I am new to Galois theory and trying to show that the number of automorphisms of a field extension $F/M$ with $[F:M] = n$ (fixing $M$ of course) is $≤ n$. As I understand it, there are exactly $n$ if (and only if?) the extension is Galois, which I hope follows from a proof of the above.
I understand that the minimal polynomial of any algebraic element $v$ in a $F$ has a degree $≤ n$, since there are $n+1$ elements
$$1, v, v^2... v^n$$
which are necessarily linearly dependent and thus can used to formulate a degree n polynomial with root $v$. I also understand that an automorphism $\phi$ must permute each element with the other roots of it's minimal polynomial, since
$$p(v) = a_0 + a_1v+\cdots+ a_nv^n = 0 $$ implies $$\phi(p(x)) = a_0 + a_1\phi(v)+\cdots+ a_n\phi(v)^n = 0$$
However, I don't think the result follows from this; I know it is possible for multiple different automorphisms to send a given element to the same destination (thinking of examples like $\mathbb{Q}[\sqrt2, i]$ which I believe has four automorphisms, two of which send $\sqrt2$ to itself and two of which send $i$ to itself). Clearly there is something I'm missing; I would really appreciate a pointer here. Thanks :)
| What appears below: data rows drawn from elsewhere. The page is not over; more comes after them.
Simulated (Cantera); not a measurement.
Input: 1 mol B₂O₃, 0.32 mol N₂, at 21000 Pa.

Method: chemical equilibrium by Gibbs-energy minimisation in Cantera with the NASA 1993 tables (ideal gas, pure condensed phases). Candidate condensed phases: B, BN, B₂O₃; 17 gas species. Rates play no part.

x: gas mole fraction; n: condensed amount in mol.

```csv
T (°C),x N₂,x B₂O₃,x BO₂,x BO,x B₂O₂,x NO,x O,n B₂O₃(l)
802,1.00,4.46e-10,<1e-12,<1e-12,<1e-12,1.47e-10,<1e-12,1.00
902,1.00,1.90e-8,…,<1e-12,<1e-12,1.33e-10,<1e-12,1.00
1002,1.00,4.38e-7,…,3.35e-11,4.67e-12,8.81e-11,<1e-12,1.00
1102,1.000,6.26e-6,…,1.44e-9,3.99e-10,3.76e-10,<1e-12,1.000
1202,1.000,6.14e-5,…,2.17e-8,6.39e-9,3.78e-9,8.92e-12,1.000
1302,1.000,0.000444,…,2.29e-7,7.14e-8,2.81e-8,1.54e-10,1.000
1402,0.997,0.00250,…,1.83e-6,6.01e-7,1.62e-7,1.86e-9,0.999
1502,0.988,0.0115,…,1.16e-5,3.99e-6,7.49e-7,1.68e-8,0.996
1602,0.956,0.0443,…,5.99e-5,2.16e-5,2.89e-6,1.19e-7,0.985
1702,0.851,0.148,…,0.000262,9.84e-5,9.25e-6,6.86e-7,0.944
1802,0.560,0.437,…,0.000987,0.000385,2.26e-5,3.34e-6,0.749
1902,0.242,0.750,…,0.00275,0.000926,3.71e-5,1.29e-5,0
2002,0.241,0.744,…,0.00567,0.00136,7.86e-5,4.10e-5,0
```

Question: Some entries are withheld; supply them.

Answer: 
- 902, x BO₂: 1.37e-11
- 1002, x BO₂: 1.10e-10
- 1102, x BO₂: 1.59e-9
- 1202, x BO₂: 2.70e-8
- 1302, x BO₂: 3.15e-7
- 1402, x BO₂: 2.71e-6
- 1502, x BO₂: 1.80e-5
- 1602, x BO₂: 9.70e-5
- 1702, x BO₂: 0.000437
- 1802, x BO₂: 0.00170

How are we sure that $F = M(v_1,...,v_n)$ ? where $M(v_1,...v_n)$ is the field obtained by adding $n$ elements $v_1,...,v_n$ to $M$ . Since $[F: M] = [F:M(v_1)] \times [M(v_1):M]$, since $[F:M]$ is finite, we have that $n$ is finite i.e., on adding each extra element $v_i \in F \setminus M(v_1,...,v_{i-1})$, $[F:M(v_1,...,v_i)]$ strictly reduces and in the end becomes $1$ for a finite $n$.
Let the field $F/M$ be written as $F = M(v)$ i.e., $F$ is obtained by adding an element $v$ to $M$ and hence $$F = \{\sum_{i=0}^{n-1} m_i v^i : m_i \in M\}.$$
Now let $\phi$ be an automorphism on $F/M$. $\phi$ fixes all elements of $M$ i.e., $\phi(m) = m$ by definition. So now for $f \in F$, $$\phi(f) =\phi(\sum_{i=0}^{n-1} m_i v^i) = \sum_{i=0}^{n-1} \phi(m_i v^i) = \sum_{i=0}^{n-1} m_i \phi(v^i) = \sum_{i=0}^{n-1} m_i \phi(v)^i .$$
Since every element $f \in F$ can be represented as $f = \sum_{i=0}^{n-1} m_i v^i$, we have that $\phi$ is completely determined by its image of $v$ since $\phi(f) = \sum_{i=0}^{n-1} m_i \phi(v)^i$ for any $f \in F$. As you already know $\phi(v)$ can have atmost $[F:M]$ possibilities since $\phi(v)$ must satisfy minimal polynomial of $v$.
Now what happens if we write $F = M(v) = M(w)$. The answer is it will take care for $F = M(w)$ on its own as long as you stick to one representation $F = M(v)$.
So what happens when $F = M(v_1,v_2)$. Then write it as $F = M(v_1)(v_2)$ i.e., generate the field by adding $v_1$ first and then on top of the resulting field add $v_2$. Now write $[F = M(v_1)(v_2):M(v_1)] = n_2$ and $[M(v_1):M] = n_1$ then $$F = \{\sum_{i=0}^{n_2-1} r_i v_2^i : r_i = \sum_{j=0}^{n_1-1} m_j v_1^j, m_j \in M\} .$$ Let minimal polynomial of $v_2$ over $M(v_1)$ be $m_{v_2}(x) = \sum_{j=0}^{n_2} \ell_j x^i$ with $\ell_j \in M(v_1)$. Now for $f \in F$, $\phi(f) = \sum_{i=0}^{n_2-1} \phi(r_i) \phi(v_2)^i$. Now $\phi(r_i)$ is completely determined by the image $\phi(v_1)$ and for each such image $\phi(v_2)$ must satisfy a minimal polynomial of degree $n_2$ i.e., $m_{v_2} = \sum_{j=0}^{n_2} \phi(\ell_j) \phi(v_2)^i = 0$ which has atmost $n_2$ possible images $\phi(v_2)$ for a fixed $\phi(v_1)$ or fixed $\phi(\ell_j)$. We already know that there are atmost $n_1$ possible images for $\phi(v_1)$. So there are a total of atmost $n_1n_2$ possible images for $(v_1,v_2)$. We know that $\phi$ is completely determined by its image on $v_1$ and $v_2$.
Note here that for each possible image $\phi(v_1)$ there are $n_2$ possible images for $\phi(v_2)$ so several automorphisms maps to same image $\phi(v_1)$ (atmost $n_2$ automorphisms can have same image $\phi(v_1)$) but no two automorphism will have same image simultaneously both on $v_1$ and $v_2$.
Extend the above to $F=M(v_1,...,v_n)$.